Jeff_H 04-07-2001 04:18 AM

Help - Islander 28
 
Unless you are extremely knowledgeable (in other words a surveyor yourself) I extremely strongly suggest that you get the boat surveyed by a SAMS or NAMS certified marine surveyor. When you talk about a boat from the Mid-1970''s (the worst period for blister and deck core problems)there are a wide range of posible problems that are likely. At 24 years old the boat may need some combination of blister or deck core repair, keel bolts, engine rebuild or replacement, instruments, standing and running rigging, upholstery, galley equipment, electrical work, rigging and bulkhead attachment point repairs, hull to keel joint,rudder and steering gear problems and so on, not to mention aesthetic issues. Any group of these items can easily exceed the purchase price several times over.
While most of these things are easy to detect, most of the really expensive things here are hard to detect if you don''t know what you are doing.

Jeff

paulk 04-07-2001 05:04 AM

Help - Islander 28
 
Jeff (above) is right- if you do go ahead to buy the boat, GET A SURVEY. Your insurance co. will probably want one anyway. Before getting to that stage, however, you are doing the right things. Find out from other owners what the problem areas are and inspect them (and everything else) thoroughly on your own. If you still want to go ahead, then do. The surveyor will always find something - that''s what you''re paying him for, and you can use that as a bargaining chip to lower the sales price. If he finds a major item you missed,(hopefully not likely if you''ve done your homework) look at it as a cheaper lesson than it could have been. Happy Sailing!
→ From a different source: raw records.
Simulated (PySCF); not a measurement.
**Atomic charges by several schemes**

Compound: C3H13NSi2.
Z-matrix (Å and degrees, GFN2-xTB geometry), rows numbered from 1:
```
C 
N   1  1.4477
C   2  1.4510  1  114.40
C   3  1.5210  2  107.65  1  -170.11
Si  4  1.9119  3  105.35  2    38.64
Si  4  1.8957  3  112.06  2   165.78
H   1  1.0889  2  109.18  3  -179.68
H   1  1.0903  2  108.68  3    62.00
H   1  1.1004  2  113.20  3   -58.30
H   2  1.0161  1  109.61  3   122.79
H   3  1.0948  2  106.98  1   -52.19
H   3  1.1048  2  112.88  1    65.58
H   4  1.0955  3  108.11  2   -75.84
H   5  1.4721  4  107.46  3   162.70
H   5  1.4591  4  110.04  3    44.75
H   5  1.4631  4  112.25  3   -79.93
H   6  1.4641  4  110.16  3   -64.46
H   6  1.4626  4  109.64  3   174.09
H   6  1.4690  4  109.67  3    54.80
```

Eaugallie 05-18-2001 12:49 PM

Help - Islander 28
 
Thanks for the replies,

I didn''t buy the Islander. I spent some qaulity time with the boat and found way more than I felt like taking on. There were no problems with the Deck as it is solid fiberglass and looked fine, but the compression post had collapsed the support under the floor and would have required the mast be removed, floor cut and new stainless foot be installed. All in all, I could have done it...but the idea is to sail not to restore. It is hard to get past that since I have worked on old Mustangs much of my life for a hobby. Difference is, I can keep them in the garage.

Thanks again for the help. The Survey is certainly the way I will go. It sometimes helps to hear it again.